My next project

snapman's picture

After successfully finishing Tek Demo, I've been thinking about other aspects of KnP that haven't been fully explored. I've never made use of active object internal flags. What does "spread a number" do to alterable values? The event editor has its own options panel? But one thing really hit me as being full of potential. Klik & Play had support for a very old animation format: FLC/FLI. No sound, palletized, somewhat dodegy playback speed, and very poor compression. That, and no modern video converters seem to support the format. But a while ago, I found this old DOS command-line converter called DTA. Running it under dosbox, I could convert a directory of tga or pcx files into a knp compatible flc video. And just now I've finished the conversion path, from shooting video, to jpg sequence, to tga sequence, to fli animation.

The filesizes are awful. What started out as an 882kb avi lasting maybe two seconds turns into a 4.5MB(!) fli animation with no sound. But I have the batch processing steps down now. And my planned idea won't take more than maybe 8 videos to do, each lasting about two seconds, at double the tested video dimensions, and half the framerate. I'm looking at about 64MB of fli video, plus whatever filesize the actual GAME part of this idea clocks in at. I think this could end up being very, very funny indeed.

My first step is going to be shooting video, of course. And dealing with the difficulty of convincing friends that they desperately want to be the stars of this overwhelmingly foolish idea.

KnP FMV, here we come!

Comments

GoreCore's picture

EPIC WANT Good luck with

EPIC WANT

Good luck with this!

kirkjerk's picture

haha, I love those old

haha, I love those old uncompressed formats
I'm not sure if it's because old machines couldn't uncompress on the fly, or if the people just didn't think of it, but some of 'em are so terrible! These FLIs, BMPs, WAVS, various AVI formats... I remember all those years trying to tell people NO DON'T PUT IT A DAMN BMP ON YOUR WEBSITE IT'S HUGE AND ONLY IE IDIOTS CAN SEE IT

snapman's picture

I had to laugh while reading

I had to laugh while reading the handy readme for the fli encoder. It proudly describes that after compressing a frame, it checks to see if the compressed version takes up more space than the uncompressed frame, so it can store the uncompressed version if it's smaller! And this was listed as an improvement over the old version of the program, that would just store the larger "compressed" frame!

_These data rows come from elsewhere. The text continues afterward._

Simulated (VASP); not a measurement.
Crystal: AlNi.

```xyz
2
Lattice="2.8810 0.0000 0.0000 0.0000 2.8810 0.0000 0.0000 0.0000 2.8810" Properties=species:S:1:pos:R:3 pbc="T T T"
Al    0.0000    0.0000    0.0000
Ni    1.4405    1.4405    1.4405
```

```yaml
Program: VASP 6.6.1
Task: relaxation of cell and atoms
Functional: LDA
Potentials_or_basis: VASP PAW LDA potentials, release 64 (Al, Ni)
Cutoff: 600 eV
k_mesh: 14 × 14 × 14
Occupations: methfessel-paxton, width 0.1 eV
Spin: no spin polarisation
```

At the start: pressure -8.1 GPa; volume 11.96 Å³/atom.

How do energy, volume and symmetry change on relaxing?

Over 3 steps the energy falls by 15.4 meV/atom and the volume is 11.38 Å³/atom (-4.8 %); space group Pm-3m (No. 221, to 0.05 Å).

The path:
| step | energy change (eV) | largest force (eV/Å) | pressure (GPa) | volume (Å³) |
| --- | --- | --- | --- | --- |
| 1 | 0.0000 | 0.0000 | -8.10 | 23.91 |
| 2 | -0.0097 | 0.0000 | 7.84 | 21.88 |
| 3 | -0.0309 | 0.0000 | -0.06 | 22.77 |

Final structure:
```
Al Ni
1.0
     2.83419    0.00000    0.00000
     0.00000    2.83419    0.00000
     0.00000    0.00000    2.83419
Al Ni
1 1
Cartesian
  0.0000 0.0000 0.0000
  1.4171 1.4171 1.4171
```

But, yeah, there's probably no delta-compression going on whatsoever in these things.

SpindleyQ's picture

Well, a huge part of the

Well, a huge part of the criteria for the popularity of these formats was the ease of writing an encoder and/or decoder, because of course you would have to implement it from scratch if you wanted to use it in your program. I remember poring over the FLI specs when I was fourteen, thinking I was going to write my own decoder. I never did manage it; I didn't even ever manage to write a successful PCX decoder (though I did reinvent run-length encoding when I was 12).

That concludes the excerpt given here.